View Single Post
Old 09-09-2011, 11:17 PM   #2
gates
Join Date: Feb 2008
Posts: 193
Offline
Re: moving the goal post

Quote:
Andrew Macdonald wrote: View Post
right o

I am a little upset. there seems to be something not very fair happening

when practicing a technique for example tsuki, and my partner will do say an irimi (just a random example)

so in the middle of practice my teacher will stop me and ask me to do the technique. sensei will attack and as i am doing the technique will punch or kick me agina on the way through. to demostrate i am open

of course later in the class and classes before we are told that uke should just throw the attack and not be tricky about it

no i understand senseis point, of should should n't be open to an extent, but change the rules just to suit himself is a little bit too far.

i.e. i have to throw a technique and freeze while nage moves around me, but sensei can break any rules to make things fit.

just to add i was a competitive fighter and have had a few scrapes (some good soem not so good, from my point of view) and i don;t really mind getting hit/taught by my teachers. but other teachers that i have had have been able to do things like that without bending thier own rules

is this a normal way of teaching?
For me this depends on the kind of intent behind what he/she is trying to demonstrate. If you feel that the point is being made to demonstrate where you are open without an implication that there is something inherently incorrect in the attack then I'd say that is reasonable.

If on the other hand you feel that it is a complete contradiction and you are being held back from acting naturally and you can't contain the frustration, then you will need to decide if there is enough benefit from the lessons to work through the frustration. This teaching style may not suit or requirements.

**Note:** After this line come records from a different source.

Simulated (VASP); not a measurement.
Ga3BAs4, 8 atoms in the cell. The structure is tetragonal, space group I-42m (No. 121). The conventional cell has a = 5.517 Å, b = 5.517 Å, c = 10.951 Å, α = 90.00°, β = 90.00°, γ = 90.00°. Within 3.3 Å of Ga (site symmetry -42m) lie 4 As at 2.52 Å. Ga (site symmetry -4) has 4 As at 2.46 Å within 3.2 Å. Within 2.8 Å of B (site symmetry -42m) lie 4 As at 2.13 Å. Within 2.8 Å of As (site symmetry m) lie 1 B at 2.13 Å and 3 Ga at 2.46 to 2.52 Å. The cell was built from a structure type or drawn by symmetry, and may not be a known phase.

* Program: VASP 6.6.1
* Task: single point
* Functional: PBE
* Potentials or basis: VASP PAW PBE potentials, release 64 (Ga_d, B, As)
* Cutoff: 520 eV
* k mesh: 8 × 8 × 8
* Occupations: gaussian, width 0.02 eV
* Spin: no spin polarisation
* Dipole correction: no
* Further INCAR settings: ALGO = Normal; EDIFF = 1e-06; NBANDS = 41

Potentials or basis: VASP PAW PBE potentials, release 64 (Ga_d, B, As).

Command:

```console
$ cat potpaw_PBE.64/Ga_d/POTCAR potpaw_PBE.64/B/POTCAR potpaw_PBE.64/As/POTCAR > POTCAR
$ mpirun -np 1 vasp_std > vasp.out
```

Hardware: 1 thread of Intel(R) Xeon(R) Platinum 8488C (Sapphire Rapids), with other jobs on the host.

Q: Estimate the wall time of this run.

Personally I hate it when you are asked to 'freeze' although it is often an absolutely essential learning mechanism. So I let it go and listen carefully to what I am being told whilst watching my ego to see if it is starting to act up. So whilst learning something martial I am also learning to monitor my own ego - two birds one stone.

Understanding that there are no 'rules' of engagement is after all the difference between competition/sport and a live encounter with heat, blood sweat and tears. Of course you know this as well as I do.

Last edited by gates : 09-09-2011 at 11:23 PM.